Learning Through Play (And Why We Shouldn’t Teach To The Test)

I spent 3 days in London last week attending BETT, one of the largest education technology conference in the world. My favourite talk at BETT is probably one by Halima Begum on learning through play. Halima is the Head of Connecting Play and Education, a programme by the Lego Foundation that aims to establish play-based learning as a critical component of the educational system. At Saturday Kids, we believe kids learn best when they are engaged, and there’s no better way to keep kids engaged than by letting them have fun. As such, our learning philosophy and pedagogy are deeply rooted in purposeful play. I was naturally drawn to Halima’s talk when I saw it on the conference agenda, and it certainly didn’t disappoint.
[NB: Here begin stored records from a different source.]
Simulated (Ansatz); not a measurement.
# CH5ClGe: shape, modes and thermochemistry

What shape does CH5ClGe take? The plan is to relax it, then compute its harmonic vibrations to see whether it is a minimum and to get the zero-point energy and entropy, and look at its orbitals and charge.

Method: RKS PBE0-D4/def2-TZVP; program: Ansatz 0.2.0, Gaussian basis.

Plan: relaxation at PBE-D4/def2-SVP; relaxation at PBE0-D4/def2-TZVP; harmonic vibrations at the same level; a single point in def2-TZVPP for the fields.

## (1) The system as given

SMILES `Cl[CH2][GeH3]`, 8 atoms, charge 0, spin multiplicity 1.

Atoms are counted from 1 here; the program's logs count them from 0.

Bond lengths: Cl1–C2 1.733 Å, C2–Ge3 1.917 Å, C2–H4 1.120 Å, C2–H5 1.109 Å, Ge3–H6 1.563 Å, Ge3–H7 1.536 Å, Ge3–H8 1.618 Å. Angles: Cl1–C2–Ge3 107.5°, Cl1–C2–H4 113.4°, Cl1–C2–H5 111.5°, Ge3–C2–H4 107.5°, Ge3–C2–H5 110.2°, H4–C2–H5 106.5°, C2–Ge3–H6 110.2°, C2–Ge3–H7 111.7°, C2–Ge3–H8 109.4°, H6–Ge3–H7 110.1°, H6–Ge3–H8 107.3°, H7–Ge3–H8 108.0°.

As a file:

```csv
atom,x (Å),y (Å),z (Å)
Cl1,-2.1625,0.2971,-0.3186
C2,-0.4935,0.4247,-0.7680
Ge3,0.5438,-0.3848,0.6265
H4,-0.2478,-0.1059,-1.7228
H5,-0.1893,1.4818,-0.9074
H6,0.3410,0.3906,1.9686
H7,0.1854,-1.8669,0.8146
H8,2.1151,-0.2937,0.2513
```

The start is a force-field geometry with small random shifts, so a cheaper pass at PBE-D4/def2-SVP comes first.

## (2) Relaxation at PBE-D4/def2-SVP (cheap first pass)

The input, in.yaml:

Curiosity is at the heart of learning through play. Key elements of play such as enjoyment, spontaneity and engagement stem from getting kids curious about an object or a phenomenon. With curiosity, kids become intrinsically motivated to learn, and from that intrinsic motivation comes creativity and imagination. A fundamental flaw of mainstream education is the fact that learners are passive receivers of knowledge, rather than active constructors of meaning. There’s a tonne of literature on the internet about the constructivist theory of learning, but the most important point about constructivism is the idea of learning through the experience of failure. Failure not in terms of scoring less than fifty percent for a paper, but in terms of a child accommodating a new experience and reframing his/her model of the way the world works.

Learning through play in a self-motivated and fun way.
Learning Through Play

Because we are such believers of learning through play, the curriculum team at Saturday Kids studies the work done by the Institute of Play very closely. Specifically, we keep Institute of Play’s 7 Game-Like Learning Principles in mind when designing courses that aim to make kids curious, inventive and resourceful. These 7 principles are:

  1. Everyone is a participant
  2. Failure is reframed as iteration
  3. Learning feels like play
  4. Learning happens by doing
  5. Feedback is immediate and ongoing
  6. Challenge is constant
  7. Everything is interconnected

Halima ended her talk with this line – Learning Is Not The Same As Schooling. If educators (and parents) can keep this in mind and bring curiosity, engagement and play to the way kids learn, our children will be so much better off for it. Play is sufficiently important to the United Nations that it has recognised it as a specific right for all children. Children need the freedom to explore and play. Let’s not let schooling get in the way.